Source code for omnigenbench.src.explainability.visualization_2d.explainer

# -*- coding: utf-8 -*-
# file: __init__.py
# time: 2025-06-16 21:06
# author: Shasha Zhou <sz484@exeter.ac.uk>
# Copyright (C) 2020-2025. All Rights Reserved.

from ...abc.abstract_explainer import AbstractExplainer
from ...model.embedding.model import OmniModelForEmbedding
from ..shared_methods.tsne_explainer import TSNEExplainer
import pandas as pd
import plotly.express as px

from ...misc.utils import fprint

EXPLAINER_REGISTRY = {
    "tsne": TSNEExplainer,
}



[docs]
def get_explainer(name: str) -> AbstractExplainer:
    """Retrieves an explainer class from the registry by its name.

    This function acts as a factory, allowing for dynamic selection of the
    dimensionality reduction algorithm to be used.

    Args:
        name (str): The name of the explainer method to retrieve (e.g., "tsne").

    Returns:
        AbstractExplainer: The explainer class corresponding to the given name.
    """
    fprint(f"Getting explainer with method: {name}")
    return EXPLAINER_REGISTRY[name]




[docs]
class Visualization2DExplainer(AbstractExplainer):
    """A high-level explainer for creating 2D visualizations of sequence embeddings.

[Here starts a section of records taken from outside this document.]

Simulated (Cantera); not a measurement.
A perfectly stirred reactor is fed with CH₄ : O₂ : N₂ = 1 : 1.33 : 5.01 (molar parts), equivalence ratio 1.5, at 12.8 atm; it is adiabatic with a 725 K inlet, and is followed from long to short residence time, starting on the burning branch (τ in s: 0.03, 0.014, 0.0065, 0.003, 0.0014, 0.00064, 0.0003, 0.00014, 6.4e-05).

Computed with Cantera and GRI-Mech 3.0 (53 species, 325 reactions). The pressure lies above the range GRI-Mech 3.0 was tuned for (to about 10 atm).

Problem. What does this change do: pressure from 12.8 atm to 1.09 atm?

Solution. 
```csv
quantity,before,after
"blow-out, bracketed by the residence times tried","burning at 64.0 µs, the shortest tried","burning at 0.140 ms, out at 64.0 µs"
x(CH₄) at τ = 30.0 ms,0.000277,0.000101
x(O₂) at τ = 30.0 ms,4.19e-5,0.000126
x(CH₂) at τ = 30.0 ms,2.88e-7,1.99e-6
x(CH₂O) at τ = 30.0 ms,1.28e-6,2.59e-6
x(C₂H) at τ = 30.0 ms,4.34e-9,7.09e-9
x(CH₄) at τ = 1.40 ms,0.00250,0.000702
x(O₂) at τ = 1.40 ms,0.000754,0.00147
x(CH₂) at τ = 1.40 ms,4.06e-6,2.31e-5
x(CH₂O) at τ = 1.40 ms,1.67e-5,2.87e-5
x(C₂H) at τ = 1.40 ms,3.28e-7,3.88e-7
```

    This class provides a convenient wrapper around various dimensionality reduction
    algorithms (like t-SNE) to generate and visualize 2D representations of
    high-dimensional sequence embeddings. It simplifies the process of creating
    interactive scatter plots to explore the structure of the embedding space.

    Attributes:
        model (OmniModelForEmbedding): The model used for generating embeddings.
        ExplainerClass (AbstractExplainer): The specific dimensionality reduction class being used (e.g., TSNEExplainer).
        explainer (AbstractExplainer): An instance of the `ExplainerClass`.
    """

    def __init__(self, model, method: str = "tsne"):
        """Initializes the Visualization2DExplainer.

        Args:
            model (OmniModelForEmbedding): The model to explain. It must be an instance of
                                           `OmniModelForEmbedding` as it needs the
                                           `batch_encode` method.
            method (str, optional): The dimensionality reduction method to use.
                                    Currently, only "tsne" is supported. Defaults to "tsne".
        """
        fprint(f"Initializing Visualization2DExplainer with method: {method}")
        super().__init__(model)
        assert isinstance(
            model, OmniModelForEmbedding
        ), "Model must be an instance of OmniModelForEmbedding"
        self.ExplainerClass = get_explainer(method)
        self.explainer = self.ExplainerClass(model)
        fprint("Visualization2DExplainer initialized successfully")


[docs]
    def explain(self, sequences, labels=None, **kwargs):
        """Generates the 2D embeddings for the input sequences.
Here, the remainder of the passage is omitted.